The batana is a traditional fishing boat in Rovinj, and the craftsmanship knowledge has been handed down through generations by family teaching. With the increase in newer boat traffic, the batana popularity decreased significantly, leading to the community organization of the museum.
At the ecomuseum, one can learn the history and use of the batana, shipbuilders can attend construction workshops, and boats can be brought into the yard for repair. Younger generations are strongly encouraged to become involved in the various festivals and activities hosted by the museum.
16. Art Of Dry Stonewalling, Knowledge & Techniques
Added in 2018, this building technique uses dry stones to create structures without the use of additional materials. In some cases, dry soil is added for stability. The stones are stacked in such a precise way that the buildings withstand the test of time.
Used in ancient days all the way to the present, this method is noted for being harmonious with nature by using natural elements in the environment while also assisting human needs such as preventing landslides, floods, avalanches, and in combating erosion of the land.
Dry stone structures can be found throughout many rural areas but sometimes appear in urban settings as well.
17. Međimurska Popevka. A Folksong From Međimurje
Međimurje, in the northwestern region of Croatia, is where this historic music genre originated. Traditionally, women soloists performed the folksong, each bringing her own personal expression to the lyrics. Over time, Popevka elements started to make their way into other local music about love, sadness, and religion, highlighting how influential the the lyrics were (and still are) to the region.

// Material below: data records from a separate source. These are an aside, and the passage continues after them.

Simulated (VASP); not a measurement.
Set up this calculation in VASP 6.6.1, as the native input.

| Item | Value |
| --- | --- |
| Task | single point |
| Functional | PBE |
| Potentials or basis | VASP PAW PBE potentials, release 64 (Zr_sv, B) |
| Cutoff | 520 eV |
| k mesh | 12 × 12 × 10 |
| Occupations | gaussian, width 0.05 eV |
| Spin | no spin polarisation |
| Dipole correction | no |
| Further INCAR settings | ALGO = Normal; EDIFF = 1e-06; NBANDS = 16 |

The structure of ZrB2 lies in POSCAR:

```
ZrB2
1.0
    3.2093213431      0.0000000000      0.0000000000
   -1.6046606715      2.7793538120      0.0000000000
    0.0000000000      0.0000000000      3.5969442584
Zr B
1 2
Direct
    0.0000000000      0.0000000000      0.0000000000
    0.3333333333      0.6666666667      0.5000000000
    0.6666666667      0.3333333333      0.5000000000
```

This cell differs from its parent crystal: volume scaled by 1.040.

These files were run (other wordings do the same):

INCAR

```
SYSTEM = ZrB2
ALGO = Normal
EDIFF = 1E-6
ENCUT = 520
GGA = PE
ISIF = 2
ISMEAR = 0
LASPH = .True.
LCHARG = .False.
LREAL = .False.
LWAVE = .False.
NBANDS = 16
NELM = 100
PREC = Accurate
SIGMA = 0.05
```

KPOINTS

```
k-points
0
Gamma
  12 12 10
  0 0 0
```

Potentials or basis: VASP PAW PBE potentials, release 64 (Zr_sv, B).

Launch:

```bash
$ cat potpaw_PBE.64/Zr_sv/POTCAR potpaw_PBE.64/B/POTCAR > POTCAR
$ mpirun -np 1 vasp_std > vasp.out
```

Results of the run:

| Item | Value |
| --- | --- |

The Popevka is performed at important family and community events, such as weddings, festivals, religious gatherings, and holidays. Today, there are about 50 masters of the art, and while traditionally the song was performed by women, both men and women sing it today in various forms (with instruments, alongside dance, as solos, etc.).
Have you ever experienced any of these important Croatian culture festivals, music, or products on UNESCO’s Intangible Cultural Heritage list?